The palace has been described as a “plain brick building, of no particular style or period, but containing a heterogeneous mass of dull apartments, halls, and galleries, presenting externally no single feature of architectural beauty; the united effect of its ill-proportioned divisions being irregular and disagreeable in the extreme.” This criticism can hardly be considered too severe. Certain portions of the exterior, it is true, are admired as fine specimens of brickwork in their way; but it cannot be concealed that the general effect of the brick is mean and poor.
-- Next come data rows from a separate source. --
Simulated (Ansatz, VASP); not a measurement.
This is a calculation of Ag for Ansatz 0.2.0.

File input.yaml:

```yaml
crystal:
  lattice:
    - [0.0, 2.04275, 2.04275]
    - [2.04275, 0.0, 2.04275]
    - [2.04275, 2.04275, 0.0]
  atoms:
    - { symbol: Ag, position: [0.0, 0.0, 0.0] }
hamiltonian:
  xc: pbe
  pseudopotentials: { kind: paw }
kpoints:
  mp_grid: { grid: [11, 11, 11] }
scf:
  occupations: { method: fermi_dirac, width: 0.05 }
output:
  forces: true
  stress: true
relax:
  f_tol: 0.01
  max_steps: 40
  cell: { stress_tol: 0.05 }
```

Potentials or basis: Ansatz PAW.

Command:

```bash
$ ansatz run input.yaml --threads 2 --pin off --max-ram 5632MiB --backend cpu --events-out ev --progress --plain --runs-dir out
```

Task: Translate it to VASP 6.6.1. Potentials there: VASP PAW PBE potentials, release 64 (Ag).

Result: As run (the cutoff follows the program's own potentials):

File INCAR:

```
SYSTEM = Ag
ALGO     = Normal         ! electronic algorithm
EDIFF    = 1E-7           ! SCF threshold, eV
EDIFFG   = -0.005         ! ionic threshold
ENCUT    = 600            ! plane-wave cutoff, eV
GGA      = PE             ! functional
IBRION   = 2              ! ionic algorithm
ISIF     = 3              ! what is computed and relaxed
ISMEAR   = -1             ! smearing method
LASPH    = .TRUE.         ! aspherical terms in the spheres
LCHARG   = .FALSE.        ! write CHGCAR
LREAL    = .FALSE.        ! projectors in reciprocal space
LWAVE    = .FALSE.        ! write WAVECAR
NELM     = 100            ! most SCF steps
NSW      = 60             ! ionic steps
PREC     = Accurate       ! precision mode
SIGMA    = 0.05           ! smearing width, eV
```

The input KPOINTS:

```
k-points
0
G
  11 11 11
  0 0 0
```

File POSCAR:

The great staircase, of black and white marble, and graceful ironwork (the walls painted by Kent with mythological subjects in chiaroscuro, and architectural and sculptural decoration), leads to the suite of twelve state apartments, some of which are hung with tapestry, and have painted ceilings. The ‘Presence Chamber’ has a chimney-piece richly sculptured by Gibbons, with flowers, fruits, and heads; the ceiling is diapered red, blue, and gold upon a white field, copied by Kent from Herculaneum; and the pier-glass is wreathed with flowers, by Jean Baptiste Monnoyer. The ‘King’s Gallery,’ in the south front, has an elaborately painted allegorical ceiling, and a circular fresco of a Madonna, after Raphael. ‘The Cube Room’ is forty feet in height, and contains gilded statues and busts, and a marble bas-relief of a Roman marriage, by Rysbrack. The ‘King’s Great Drawing-room’ was hung with the then new paper, in imitation of the old velvet flock. The ‘Queen’s Gallery,’ in the rear of the eastern front, continued northwards, has above the doorway the monogram of William and Mary; and the pediment is enriched with fruits and flowers in high relief and wholly detached, probably carved by Gibbons. The ‘Green Closet’ was the private closet of William III., and contained his writing table and escritoire; and the ‘Patchwork Closet’ had its walls and chairs covered with tapestry worked by Queen Mary.”
The palace contains a comfortable though far from splendid or tasteful suite of state apartments, the ceilings and staircases of which are ornamented with paintings by Kent. The grand staircase leads from the principal entrance to the palace, on the west, by a long corridor, the sides of which are painted to represent a gallery crowded with spectators on a Court day, in which the artist has introduced portraits of himself; of “Peter, the Wild Boy;” of Ulric, a Polish lad, page to George I.; and of the Turks Mahomet and Mustapha, two of his personal attendants, who were taken prisoners by the Imperialists in Hungary, and who, having become converts to Christianity, obtained posts at Court.
The chapel royal is as plain and ordinary an apartment as a Scottish Presbyterian would wish to see; but it is remarkable for containing some fine communion plate. Divine service is performed here regularly by a chaplain to the household, and the public are admitted.
The palace has a character of its own among the other residences of the royal family. Leigh Hunt hits the right nail on the head when he speaks of it as possessing “a Dutch solidity.” “It can be imagined full of English comfort,” he adds; “it is quiet, in a good air, and, though it is a palace, no tragical history is connected with it; all which considerations give it a sort of homely, fireside character, which seems to represent the domestic side of royalty itself, and thus renders an interesting service to what is not always so well recommended by cost and splendour. Windsor Castle is a place to receive monarchs in; Buckingham Palace, to see fashion in; Kensington Palace seems a place to drink tea in; and this is by no means a state of things in which the idea of royalty comes least home to the good wishes of its subjects.”